From the energy we use to the food we eat, the clothes we wear and the things we use every day, we enjoy a lifestyle where we can find everything on the shelves of our local shop or through a simple swipe or click on our screens.
Global trade has transformed life to what it is today, and shipping is the backbone of this trade. More than 50,000 ships sail our seas today, transporting goods from all corners of the earth. As this trade grows, so does shipping. According to the United Nations Conference on Trade and Development (UNCTAD), in 2016, ships carried more than 10 billion tons of trade for the first time. But while responsible for efficient transport of large quantities of vital goods and energy, seaborne trade results in emissions to the environment.

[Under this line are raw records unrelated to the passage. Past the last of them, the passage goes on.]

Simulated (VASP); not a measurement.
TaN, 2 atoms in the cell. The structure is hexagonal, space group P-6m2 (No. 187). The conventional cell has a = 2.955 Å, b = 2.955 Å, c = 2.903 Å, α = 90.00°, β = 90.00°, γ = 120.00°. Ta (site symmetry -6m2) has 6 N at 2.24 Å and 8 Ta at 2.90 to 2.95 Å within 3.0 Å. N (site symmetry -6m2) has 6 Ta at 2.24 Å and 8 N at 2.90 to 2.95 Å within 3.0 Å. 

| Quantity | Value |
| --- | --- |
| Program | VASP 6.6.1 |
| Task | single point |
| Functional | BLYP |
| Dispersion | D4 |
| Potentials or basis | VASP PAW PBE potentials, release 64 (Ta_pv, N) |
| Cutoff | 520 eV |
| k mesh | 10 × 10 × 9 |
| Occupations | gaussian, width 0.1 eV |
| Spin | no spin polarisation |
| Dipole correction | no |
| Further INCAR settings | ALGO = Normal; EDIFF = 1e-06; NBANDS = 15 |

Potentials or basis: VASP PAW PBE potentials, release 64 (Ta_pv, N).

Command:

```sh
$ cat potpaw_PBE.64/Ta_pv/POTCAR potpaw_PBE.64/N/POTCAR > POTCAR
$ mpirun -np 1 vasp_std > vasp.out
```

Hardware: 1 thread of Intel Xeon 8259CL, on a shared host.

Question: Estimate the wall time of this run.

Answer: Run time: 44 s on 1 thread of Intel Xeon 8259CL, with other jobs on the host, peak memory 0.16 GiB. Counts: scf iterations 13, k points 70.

The main type of “bunker” oil for powering ships is heavy fuel oil, derived as a residue from crude oil distillation. Traditional marine fuel contains sulphur which, following combustion in the engine, ends up in ship emissions into the air. Sulphur oxides (SOx) are known to be harmful to human health and in the atmosphere, SOx can lead to acid rain.
For the shipping sector, upcoming International Maritime Organisation (IMO) regulations to reduce sulphur require immediate action and some big decisions.
Shipowners need to decide if they want to continue using high sulphur fuel oil in conjunction with scrubbers or exhaust gas cleaning systems; or switch to low sulphur fuel options, including distillates; or the new and virtually sulphur-free LNG fuel.
Each option will require a cost outlay, so there really isn’t a quick and cheap fix to this. It is a time for big decisions that will have long-term impact, not just for ship owners, but also a significant bearing on trade, economics and the environment. It is a challenging moment for the industry, however it is also the kind of situation in which an industry can really outperform itself. The key is that informed decisions are taken now.
Shell has a clear vision into 2020. We will be prepared, and we can help ship owners and charterers be prepared, too. We’re developing a variety of fuel product offerings to the shipping industry that include marine gasoil (MGO) and very low sulphur fuel oil (VLSFO) supply in key bunker ports; high sulphur fuel oil (HSFO) supply for ships with on-board scrubbers; and liquefied natural gas (LNG). The market will continue to need multiple types of fuel to meet the industry’s demand, such as LNG, 0.10%S, DMA, and 3.50%S for ships with scrubbers. Shell will provide multiple products at key ports.
We are currently working with our customers to test our new 0.50% very low sulphur marine fuel oil (VLSFO) in Rotterdam, Singapore and New Orleans. We also continue to improve our lubricants, and we have optimized our cylinder oils to cope the changing fuel compositions that will come with the 0.50% sulphur cap.
Growth of the cleaner burning LNG fuel to power ships of all sizes is increasing. LNG is available in 150 global locations and overlapping with key maritime hubs. Shell is working towards a very robust marine LNG supply chain to fulfil our marine customer needs across the world with bunkering infrastructure in place or in development across the Americas, Europe and Asia.
January 1, 2020 is fast-approaching, and the decisions to comply with the new regulation need to be made now. Investments need to be taken, engines need to be upgraded and fuels need to be tested. The change and immediacy of transition may seem to be a formidable prospect. But, it’s a step towards a lower carbon transport system that urgently needs to happen.
Choices that need to be made soon and at Shell, we are ready to work together with all stakeholders to assist in a smooth transition.